Rambles around computer science

Diverting trains of thought, wasting precious time

Mon, 29 Sep 2014

Progress by distillation

A theme of Joe Armstrong's Strange Loop keynote was that creating stuff doesn't necessarily make progress overall. Proliferation reduces value. Entropy is our enemy. He mentioned the bewildering array of build systems, packaging systems, unidentifiable system software (I never did catch what “grunt” is) and, more generally, copies of the same or similar code and data. Building a “compressor” was his likeably vague solution.

My talk arguably continued this theme. I was talking about proliferation of dynamic languages—in contrast to the original Smalltalk vision, which didn't envisage the host of broadly similar dynamic languages which now coexist alongside it.

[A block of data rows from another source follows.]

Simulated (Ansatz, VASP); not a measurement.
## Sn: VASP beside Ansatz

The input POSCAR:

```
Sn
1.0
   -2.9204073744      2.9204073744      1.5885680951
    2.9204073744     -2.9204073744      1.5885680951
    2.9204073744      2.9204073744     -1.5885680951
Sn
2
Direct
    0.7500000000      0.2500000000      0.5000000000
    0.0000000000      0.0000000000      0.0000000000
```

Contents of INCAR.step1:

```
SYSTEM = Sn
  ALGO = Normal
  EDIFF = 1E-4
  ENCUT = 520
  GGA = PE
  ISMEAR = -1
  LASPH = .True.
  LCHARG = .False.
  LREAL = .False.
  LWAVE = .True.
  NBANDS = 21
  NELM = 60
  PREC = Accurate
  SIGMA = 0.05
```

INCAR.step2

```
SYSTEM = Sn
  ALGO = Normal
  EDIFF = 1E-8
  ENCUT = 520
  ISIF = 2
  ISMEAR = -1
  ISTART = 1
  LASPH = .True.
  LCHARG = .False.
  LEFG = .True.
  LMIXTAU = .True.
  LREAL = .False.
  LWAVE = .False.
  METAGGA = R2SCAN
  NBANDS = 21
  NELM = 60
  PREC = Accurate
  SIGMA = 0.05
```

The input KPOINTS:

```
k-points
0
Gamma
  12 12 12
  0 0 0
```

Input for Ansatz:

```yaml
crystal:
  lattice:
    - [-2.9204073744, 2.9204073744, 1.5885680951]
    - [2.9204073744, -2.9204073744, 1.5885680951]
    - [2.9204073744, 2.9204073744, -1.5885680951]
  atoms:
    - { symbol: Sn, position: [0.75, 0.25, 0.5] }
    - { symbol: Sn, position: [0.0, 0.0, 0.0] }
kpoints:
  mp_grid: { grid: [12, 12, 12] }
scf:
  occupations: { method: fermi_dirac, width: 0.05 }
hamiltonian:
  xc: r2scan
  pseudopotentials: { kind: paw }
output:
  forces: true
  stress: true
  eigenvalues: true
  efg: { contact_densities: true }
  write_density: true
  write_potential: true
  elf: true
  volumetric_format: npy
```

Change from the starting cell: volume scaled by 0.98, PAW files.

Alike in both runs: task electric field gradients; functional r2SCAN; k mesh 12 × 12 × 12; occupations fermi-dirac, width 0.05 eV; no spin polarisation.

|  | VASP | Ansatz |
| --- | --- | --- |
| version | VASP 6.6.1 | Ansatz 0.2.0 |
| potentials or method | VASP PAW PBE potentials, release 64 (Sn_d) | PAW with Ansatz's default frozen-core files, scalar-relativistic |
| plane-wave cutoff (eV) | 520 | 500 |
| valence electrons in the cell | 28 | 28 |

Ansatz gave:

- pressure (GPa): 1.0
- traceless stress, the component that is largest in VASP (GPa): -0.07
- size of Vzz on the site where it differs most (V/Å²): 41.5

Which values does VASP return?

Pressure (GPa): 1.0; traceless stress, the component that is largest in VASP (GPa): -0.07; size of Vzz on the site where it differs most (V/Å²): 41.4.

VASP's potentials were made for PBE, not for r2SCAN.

An underrated way to make progress is by distillation. It's to recognise repetition, to integrate and unify existing systems where possible. We don't have to do so perfectly or completely. It doesn't have to be a Grand Unifying Design. We can work opportunistically. But we need both the right mindset and the right infrastructure. Tools for creating are not enough. Tools for integrating and distilling are necessary.

I seem to have written about this before. It's nice to see the same ideas cropping up in a keynote!

[/research] permanent link contact

Project ideas 2014--2015

I maintain a brief list of ideas for student projects which I'm always willing to supervise. Here I'll elaborate on some that I'm particularly keen on this year. As always: these are just a selection. I'm very interested in having students discuss their own ideas with me, or suggesting variations on what I have proposed. Please contact me if any of these ideas (or those on the linked page) is of interest. Most of these ideas could make Bachelor's or Master's projects, with appropriate tailoring which we would discuss.

Program slicing at debug time

Program slicing is a powerful program transformation. It seeks to create a minimal program that explains some strict subset of a program's state at a particular point in an execution, throwing away code that did not influence that subset. For example, suppose I'm debugging the following (very stupid) program.

y = 12;
z = y * foo();
x = y + 1;

I might see, when debugging, that after the third line, variable x has the value 42. I want to know how it got that value. A program slicer could show me a minimised version of my program that eliminated any statements that did not contribute to the value of x. Here, that's the middle statement (probably! that's if foo() did not change y somehow).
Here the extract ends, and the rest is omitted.